Acceleration analysis
Write a rigid body acceleration equation for each of the three links in the mechanism:
aB = aA + αAB x rB/A - ωAB2rB/A
aC = aD + αwheel x rC/D - ωwheel2rC/D
aB = aC + αBC x rB/C - ωBC2rB/C
where D is the point on the wheel in contact with the ground. Note that the horizontal component of aD is zero, whereas the vertical component of aD is not zero. Combining together these three vector equations in a single vector equation will produce two scalar equations in terms of αwheel and αBC .
Is the point D discussed in the notes supposed to be point E on the wheel?
No, D is the point on the wheel in contact with the ground.
No, D is the point at which the wheel is in contact with the ground.
How do you find the vertical acceleration at point D? I have two scalar equations in terms of the acceleration at D and the two angular accelerations, but I can't figure out how to get rid of the acceleration at D.
I also need help with that, same as you I found the two equations in the I and j directions in terms of the angular accelerations of the wheel and BC but do not know how to find vertical value of aD.
When you write down the acceleration equation relating points C and D, you will have one unknown for the acceleration of D (since for no-slipping, the horizontal component of acceleration of D is zero). You should have enough equations to solve for your unknowns.
For my equation relating C and D, I get an equation for a_c in terms of a_d and α_wheel, and then two equations for a_b, one in terms of a_c and α_bc, and the other just as a number value. I substituted in that a_c equation into the first a_b equation and then set the two a_b's equal, but then in both directions I get two unknowns, one with both angular accelerations, and then one with a_d and α_bc. I can't figure out what I'm missing?
Y'all don't need to solve for the vertical value of aD. With the final equation of ac, you can separate the components into i and j. Then you only need the i components to find the angular acceleration of the wheel.

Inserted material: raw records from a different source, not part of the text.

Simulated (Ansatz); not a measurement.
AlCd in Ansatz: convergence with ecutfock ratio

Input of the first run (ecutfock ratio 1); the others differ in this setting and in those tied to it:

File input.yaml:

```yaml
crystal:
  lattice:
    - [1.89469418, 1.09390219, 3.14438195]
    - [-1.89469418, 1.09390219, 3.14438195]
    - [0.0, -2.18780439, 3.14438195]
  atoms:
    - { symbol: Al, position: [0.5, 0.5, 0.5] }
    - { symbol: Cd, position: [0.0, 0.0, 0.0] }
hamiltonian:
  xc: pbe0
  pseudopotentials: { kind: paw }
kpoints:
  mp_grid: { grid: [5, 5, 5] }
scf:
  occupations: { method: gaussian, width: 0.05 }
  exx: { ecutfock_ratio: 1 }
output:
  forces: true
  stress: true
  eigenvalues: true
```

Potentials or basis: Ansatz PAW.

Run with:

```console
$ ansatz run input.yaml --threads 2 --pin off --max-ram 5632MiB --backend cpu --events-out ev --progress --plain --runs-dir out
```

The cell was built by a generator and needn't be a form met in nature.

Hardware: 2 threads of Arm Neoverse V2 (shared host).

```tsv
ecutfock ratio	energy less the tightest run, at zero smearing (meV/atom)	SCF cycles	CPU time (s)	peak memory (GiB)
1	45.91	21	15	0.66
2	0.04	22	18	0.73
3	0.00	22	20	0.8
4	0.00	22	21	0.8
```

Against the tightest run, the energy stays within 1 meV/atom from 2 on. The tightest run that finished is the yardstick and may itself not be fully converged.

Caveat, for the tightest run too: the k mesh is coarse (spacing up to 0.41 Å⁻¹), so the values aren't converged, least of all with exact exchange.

Is this because ac has no j component so when we make the ac relative to ad equation we can just look at i component?
Would it be true that at the given instant, the velocity at point D would be 0?
Since this is a no-slip situation, point D will have the same velocity as the ground it is touching, so yes.
Yes, the contact point D will have zero velocity.
Yes, with no slip the instantaneous velocity of the point on the wheel that is touching the ground is 0 - obviously assuming the ground is not moving. In some of the other examples where the ground is moving relative to the wheel the point on the wheel touching the ground has whatever velocity that the ground does.
Is the angular velocity of the wheel found through the formula omega_wheel = v_c/r(c/d)?
Yes, you could also just use Vb as it has the same velocity as the center of the wheel (in the x direction at least).
I have an answer for Vb that only has an i quantity. However, when examing how the system would move, I would expect it to also have a j component. Is it correct to assume Vb should also have a j component?
Keep in mind that point B has a circular path, with the center of circle at A. When AB is vertical, then the tangent to this path is horizontal. Because of this, the velocity of B should have only an i-component.
Make sense?
When finding WBC, I already found VB using WAB (which is known), so know i'm guessing I use the known VB = unknown WBC * some length to find WBC, but im not sure what that length would be? Would it be L?
Just use the standard rigid body velocity equation relating the motion of B and C:
vC = vB + omega_BC x r_C/B
Following up on a question posed in the above discussion: Where is the IC for link BC? That will tell you what the angular velocity of BC is.
Why do we use Ab=Ac+alphaBC x r_b/c - w_bc^2 * r_b/c instead of Ac=Ab+alphaBC x r_b/c - w_bc^2 * r_b/c?
I keep getting a negative value for alpha_cd, but the gif shows the motion of the wheel is ccw rotation. After solving for my i components and j components, I'm left with alpha_cd = (-alpha_bc * d)/r. Any ideas as to where I could've gone wrong?
Yes, the animation shows a CCW angular VELOCITY; however, if you study this motion carefully, you will see that the angular velocity is decreasing. This implies that the angular acceleration is CW.